Exposure to frequent and poorly resolved conflict between parents is associated with a range of problems for children and young people. These can include sustained dangerous coping strategies, including the misuse of drugs and alcohol, poor academic outcomes and difficulties maintaining healthy peer and/or romantic relationships.
Supporting families early so that conflict doesn’t lead to lasting damage for children, young people, their families and wider communities is at the heart of our newly created Strengthening Families, Strengthening Communities (SFSC) Advance Skills Training, and resource pack. Designed to work in conjunction with the Race Equality Foundation’s Parental Conflict Tool Kit , which was launched last year, SFSC practitioners will be guided in manipulating the curriculum to address conflict that arises between parents who are co-parenting together or apart that they might better meet their children’s needs.
Some parents acknowledge the dangers of parental conflict but feel powerless to stop it. Others may deem it simply annoying, temporary or without consequence. We hear statements like “sure we argue sometimes, but it’s not that bad”, or “all couple argue, that’s normal”. Both these statements may be true, but there comes a point beyond which feuding parents may not recognise the detrimental harm being perpetrated to children and young people.
The SFSC curriculum provides that feelings of anger and dissatisfaction do not create problems. If we did not feel these things either as individuals in our personal lives or as members of a particular ethnic or cultural group, positive change would not take place. It is how we use these feelings to create change that is important. Children and young people who are directly or indirectly caught in the crossfire of parents who row all the time can feel miserable and confused daily, and it can cause ongoing emotional and behavioral problems known to impact life chances.
The ability to manage conflict is an important social competence, a skill which parents can improve on and thereby model and teach to children and young people. As a strategy, managing conflict has always been integral to the Enhancing Relationship component of SFSC and represents one fifth of the violence prevention techniques.
The new One Day Advance Skills Training and Parental Conflict Supplement builds on this work and will be an important useful addition to incorporate in all SFSC programme delivery. The training aims are to:
- Explore the impact of parental conflict in the context of a violence prevention parenting programme.

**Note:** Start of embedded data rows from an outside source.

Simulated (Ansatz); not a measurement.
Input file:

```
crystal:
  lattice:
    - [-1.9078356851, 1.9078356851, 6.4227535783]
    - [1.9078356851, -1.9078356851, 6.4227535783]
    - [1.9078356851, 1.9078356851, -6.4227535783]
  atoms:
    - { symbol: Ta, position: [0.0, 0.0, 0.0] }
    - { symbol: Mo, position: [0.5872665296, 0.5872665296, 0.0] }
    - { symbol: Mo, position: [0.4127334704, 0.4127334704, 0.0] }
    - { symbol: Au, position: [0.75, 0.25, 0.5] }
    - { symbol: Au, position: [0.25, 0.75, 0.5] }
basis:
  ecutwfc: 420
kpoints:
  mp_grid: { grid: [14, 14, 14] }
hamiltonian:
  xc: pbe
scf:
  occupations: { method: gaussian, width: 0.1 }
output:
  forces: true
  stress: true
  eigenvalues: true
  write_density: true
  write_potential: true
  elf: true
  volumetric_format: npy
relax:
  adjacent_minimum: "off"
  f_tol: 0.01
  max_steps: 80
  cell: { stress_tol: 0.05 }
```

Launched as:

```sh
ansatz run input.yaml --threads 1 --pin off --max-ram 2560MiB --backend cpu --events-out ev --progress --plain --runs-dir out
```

- Address parental conflict whilst maintaining the integrity of the parenting focus of SFSC.
- Develop skills incorporating strategies for reducing parental conflict within the standard SFSC curriculum.
The training and supplement include a clear definition of parental conflict but consider how this may present differently depending on personalities and cultural norms within families and communities. The resources further detail how children interpret and or may be negatively impacted by the conflict at various stages of their development – and importantly provides practice examples of how to use the existing strategies within the curriculum to address the conflict.